Playwright: Friedrich Dürenmatt
At: Halcyon Theatre at the Steep Theater, 3902 N. Sheridan
Phone: 312-458-9170;$15
Runs through: Aug. 16
BY MARY SHEN BARNIDGE
Despite Plato's argument for separation of body and mind, anyone doubting the connection between material comfort and spiritual values need only note the preponderance of deaths by violence and infant mortality in communities where unemployment is also widespread. Without the security that comes from a stable economy, there can be little hope for tolerance and humanity.
Swiss playwright Friedrich Dürrenmatt illustrates this connection in his 1956 play titled, in English, The Visit. Our story begins with the citizens of an impoverished village awaiting the arrival of megamillionaire philanthropist Claire Zachanassian. Decades earlier, they had banished her from their community after Anton Schill, now a respectable shopkeeper, refused legal responsibility for their illegitimate child—with the assistance of bribed witnesses. The townspeople have conveniently forgotten all that, but Madame Zachanassian now demands reparation in exchange for her benevolence. And the power that comes of wealth buys a lot of justice.
So, SHOULD the man who did her wrong be made to pay for his crime? Is this avenging angel inciting a lynching or calling for a long-delayed execution? Does money, indeed, make the world go round, and how acceptable do YOU find that idea? Dürrenmatt isn't playing any favorites, and in a capitalist country like ours, many theater companies prefer to mask the ambiguity of his conundrum in spectacle—lavish decor, quirky choreography and reliable blame-the-Nazis references—rather than risk making their audiences uncomfortable.

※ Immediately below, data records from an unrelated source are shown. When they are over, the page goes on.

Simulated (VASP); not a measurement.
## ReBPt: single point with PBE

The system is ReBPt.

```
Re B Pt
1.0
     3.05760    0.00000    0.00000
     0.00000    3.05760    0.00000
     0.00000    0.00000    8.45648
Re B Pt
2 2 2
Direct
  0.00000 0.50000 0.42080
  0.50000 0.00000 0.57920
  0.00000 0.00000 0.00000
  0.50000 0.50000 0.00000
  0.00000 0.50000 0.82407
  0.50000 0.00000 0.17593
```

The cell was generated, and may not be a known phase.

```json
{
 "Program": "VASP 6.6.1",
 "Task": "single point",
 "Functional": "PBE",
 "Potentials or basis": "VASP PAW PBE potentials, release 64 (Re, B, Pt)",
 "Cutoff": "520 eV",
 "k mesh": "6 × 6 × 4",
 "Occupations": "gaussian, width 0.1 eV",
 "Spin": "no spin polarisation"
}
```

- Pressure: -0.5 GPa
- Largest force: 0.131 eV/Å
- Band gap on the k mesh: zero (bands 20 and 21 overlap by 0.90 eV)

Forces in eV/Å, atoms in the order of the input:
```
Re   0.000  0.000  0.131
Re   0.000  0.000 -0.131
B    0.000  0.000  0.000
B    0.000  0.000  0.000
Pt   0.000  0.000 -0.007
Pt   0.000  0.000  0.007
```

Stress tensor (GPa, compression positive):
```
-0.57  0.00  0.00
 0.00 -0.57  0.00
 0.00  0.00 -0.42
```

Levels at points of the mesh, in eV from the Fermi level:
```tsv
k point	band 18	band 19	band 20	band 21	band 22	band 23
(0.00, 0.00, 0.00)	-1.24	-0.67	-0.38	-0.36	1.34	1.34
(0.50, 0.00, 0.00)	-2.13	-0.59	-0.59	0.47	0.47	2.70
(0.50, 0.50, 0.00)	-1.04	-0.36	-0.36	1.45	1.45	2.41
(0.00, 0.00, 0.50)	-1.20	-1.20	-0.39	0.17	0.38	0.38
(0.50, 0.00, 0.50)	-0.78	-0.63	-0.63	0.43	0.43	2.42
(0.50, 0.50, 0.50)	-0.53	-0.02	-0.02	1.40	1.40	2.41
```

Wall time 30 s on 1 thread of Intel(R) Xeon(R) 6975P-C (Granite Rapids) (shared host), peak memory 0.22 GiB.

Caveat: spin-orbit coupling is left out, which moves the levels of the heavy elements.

However, that is not the case with Halcyon Theatre, making its debut with this starkly minimalist production. Under the direction of Jennifer Leavitt Adams, a closely-drilled cast led by Hilary Sanzel and Peter Esposito as the reunited lovers retain a firm control of its larger-than-life characters despite Steep Theatre's cozy confines, never allowing the text's Brechtian elements to eclipse the intimately personal dimensions of its parable. And if that's too much brainwork for a summer evening on the storefront circuit, you can always admire the rhinestone-encrusted fashions assembled by Sasha Hildebrand for her swaggering dowager as well as the score of incidental music, featuring Wagner at his most menacing, sensitively selected by Tony Adams.